For millennia, agriculture has been the foundation of human life. Our ancestors discovered new ways of producing food, which allowed them to settle in an area, grow crops and harvest livestock. This helped to better their standard of living and form villages, empires and culture.
Fast forward to today as we approach a population of nine billion people. The production of food and other byproducts has to be our number one priority and this will come through understanding the value of modern agriculture and learning how to continuously improve practices.
So few of the world’s inhabitants are involved with agriculture and many take their food and clothing for granted. Some elementary school children have never set foot in a yard, can’t tell the difference between a cow and a horse, and college students study the masterpieces of culture, but don’t have an elective requirement that involves agriculture in anyway. They all eat, but they don’t know how that food got there. This needs to change.
As the global population expands, by 2050, one farmer or rancher will need to feed upwards several hundred people. That’s a lot to ask of them. But with advances in technology and further understanding of how to make agriculture sustainable and renewable, we can make every child’s world in the future as comfortable as we have it today.

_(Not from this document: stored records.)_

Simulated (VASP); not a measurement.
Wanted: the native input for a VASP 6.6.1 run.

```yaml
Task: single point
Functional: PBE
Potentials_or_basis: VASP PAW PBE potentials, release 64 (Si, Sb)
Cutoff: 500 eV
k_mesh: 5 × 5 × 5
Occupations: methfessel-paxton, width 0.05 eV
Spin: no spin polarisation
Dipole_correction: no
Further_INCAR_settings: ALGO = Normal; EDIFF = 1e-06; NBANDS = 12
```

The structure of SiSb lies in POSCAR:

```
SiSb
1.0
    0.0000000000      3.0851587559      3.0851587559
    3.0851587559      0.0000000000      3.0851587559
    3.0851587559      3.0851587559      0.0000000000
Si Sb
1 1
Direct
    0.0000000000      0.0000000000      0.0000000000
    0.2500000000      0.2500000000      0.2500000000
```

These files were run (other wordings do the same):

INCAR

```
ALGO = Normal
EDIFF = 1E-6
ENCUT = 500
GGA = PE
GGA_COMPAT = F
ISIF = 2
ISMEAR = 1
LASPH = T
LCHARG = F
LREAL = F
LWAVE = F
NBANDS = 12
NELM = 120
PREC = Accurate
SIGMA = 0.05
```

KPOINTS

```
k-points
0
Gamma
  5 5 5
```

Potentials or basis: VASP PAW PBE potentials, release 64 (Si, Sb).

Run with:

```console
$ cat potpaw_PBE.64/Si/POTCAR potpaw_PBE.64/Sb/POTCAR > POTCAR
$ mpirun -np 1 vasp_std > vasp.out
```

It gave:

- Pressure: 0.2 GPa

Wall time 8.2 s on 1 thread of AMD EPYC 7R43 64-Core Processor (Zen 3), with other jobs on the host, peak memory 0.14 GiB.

In the next 40 years, we have got to do a better job of educating our youth on why agriculture is important, why farmers and ranchers do what they do, how they too can be involved with the industry. The current disconnect of citizens from agriculture is something that by 2050, needs to be reconnected. Without the proper understanding, the industry will be under great pressure to produce the maximum amount of products possible with hardly any support. Yet, if we take food away, suddenly, people will value the hard-working famer. This can be mitigated through education and research.
Agriculture will mean those working in the fields and pastures, but also, it will be scientists in the lab analyzing nutrition, researchers making sure the environment is being well taken care of, economists mapping out the financials for agribusinesses, and families supporting one another to keep their communities thriving.
The global culture will in fact be agri-culture. It has to or sustaining nine billion people will not be feasible.